N.Y Time: May 19, 2024 5:19 am

Following landmark ruling on conversions, UTJ launches ‘Bark Mitzvah’ campaign

Following landmark ruling on conversions, UTJ launches ‘Bark Mitzvah’ campaign

Israel’s two largest Orthodox political parties both released ads this week attacking Reform Jews.

One video featured pictures of dogs in kippahs with a voiceover saying “This is a Jew, and this is also a Jew. And this one? Obviously. His grandmother was a rabbi.”

Both ads were taking aim at a recent Israeli High Court decision that requires Israel to grant citizenship to those in the country who convert to Judaism under non-Orthodox auspices.

The dog ad, by the United Torah Judaism party, implied that the Reform movement’s standards are so lax that it would convert dogs to Judaism.

The other ad, by the Sephardi Orthodox Shas party, sought to play off of Israeli bigotry toward African asylum seekers.

Reacting to the High Court decision, one Shas lawmaker, Moshe Aboutboul, said “Blessed is the true judge,” the blessing Jews traditionally recite when hearing of a death.

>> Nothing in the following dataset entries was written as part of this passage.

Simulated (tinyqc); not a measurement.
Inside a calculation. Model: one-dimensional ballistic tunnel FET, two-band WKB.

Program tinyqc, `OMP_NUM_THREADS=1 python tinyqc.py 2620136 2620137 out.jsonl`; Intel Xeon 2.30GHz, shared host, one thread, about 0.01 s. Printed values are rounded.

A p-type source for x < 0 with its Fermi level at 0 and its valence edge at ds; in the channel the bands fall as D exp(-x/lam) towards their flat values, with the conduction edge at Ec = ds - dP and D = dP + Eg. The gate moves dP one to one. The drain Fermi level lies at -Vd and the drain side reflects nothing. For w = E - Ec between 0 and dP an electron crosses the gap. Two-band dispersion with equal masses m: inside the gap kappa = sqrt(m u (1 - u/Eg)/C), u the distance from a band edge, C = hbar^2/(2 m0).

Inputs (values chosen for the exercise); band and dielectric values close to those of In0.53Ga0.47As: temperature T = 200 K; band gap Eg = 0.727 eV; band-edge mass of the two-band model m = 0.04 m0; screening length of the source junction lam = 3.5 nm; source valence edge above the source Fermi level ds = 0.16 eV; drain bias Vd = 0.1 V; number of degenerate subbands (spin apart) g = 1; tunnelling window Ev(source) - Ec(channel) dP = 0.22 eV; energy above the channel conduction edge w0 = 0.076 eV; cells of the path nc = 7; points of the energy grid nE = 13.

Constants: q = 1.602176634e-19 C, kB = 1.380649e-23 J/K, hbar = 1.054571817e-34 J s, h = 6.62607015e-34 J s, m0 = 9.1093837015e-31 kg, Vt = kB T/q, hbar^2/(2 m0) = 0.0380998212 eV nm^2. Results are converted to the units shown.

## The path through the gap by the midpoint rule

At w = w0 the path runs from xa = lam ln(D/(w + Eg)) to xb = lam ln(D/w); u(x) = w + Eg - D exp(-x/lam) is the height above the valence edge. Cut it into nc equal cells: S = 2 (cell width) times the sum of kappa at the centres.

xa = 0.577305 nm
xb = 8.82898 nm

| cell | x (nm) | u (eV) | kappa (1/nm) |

“They’re trying, essentially, to kill the Jewish people,” Aboutboul told the Israeli news site Ynet. He said the ruling would benefit “every clown in America who calls himself Reform or a Reform rabbi.”

Attacks on Reform Jews by Haredi, Israeli politicians are nothing new. A top priority of Haredi politicians in recent decades has been to preserve Orthodox conversions and prevent the government from recognizing the liberal Jewish denominations — Reform and Conservative — that represent most American Jews.

Haredi politicians have also attacked Gilad Kariv, a Reform rabbi who is on track to be elected to Israel’s parliament, the Knesset, as part of the Labor Party in the March 23 vote. Kariv would be the first Reform rabbi to enter the Knesset, and Haredi lawmakers have pledged to boycott him.

“Unbelievable,” the Haredi journalist Israel Cohen wrote on Twitter last week above a picture of Kariv installing a mezuzah at Labor headquarters. “In the Labor Party of old, they would bring Haredi rabbis to install a mezuzah. Now they bring Reform Jews. Sad.”

On Wednesday, an Orthodox political advocacy group called Hotam ran an online conference on Reform Judaism called “The Jewish Mutation.”

“Is the Reform movement a type of Judaism or a new religion?” the group posted on Facebook, advertising the conference. “[Is it] an embrace of distant brothers or a spiritual and national danger?”

On Tuesday, Haredi lawmaker Yitzhak Pindrus used the term “Shiksa” for women who convert under a conversion course in the Israeli military. The course is run according to Orthodox standards, though Haredi leaders have said it is insufficiently strict.

Some Israel advocates for separation of religion and state have condemned the Haredi attacks. Yair Lapid, who heads the centrist Yesh Atid party, tweeted that the United Torah Judaism ad was “disgusting.”

“Anti-Semites throughout the generations always compared Jews and dogs,” Lapid wrote. “Now United Torah Judaism has joined them.”

Bezalel Smotrich, a hardline right-wing Orthodox lawmaker who once called Reform Judaism a “fake religion,” defended non-Orthodox Jews Tuesday in the wake of the ads. According to The Jerusalem Post, he said that while he will always have disputes with Conservative and Reform Jews, “I understand that we are brothers. We need to speak and have a dialogue and look for common ground.”

Smotrich said his change of heart came after a trip to the United States three years ago when he was exposed to Reform and Conservative communities.

“Suddenly an entire world of Diaspora Jewry that I was not familiar with was revealed to me,” he said. “I really understand that many things we do here in Israel have an impact on what happens overseas.”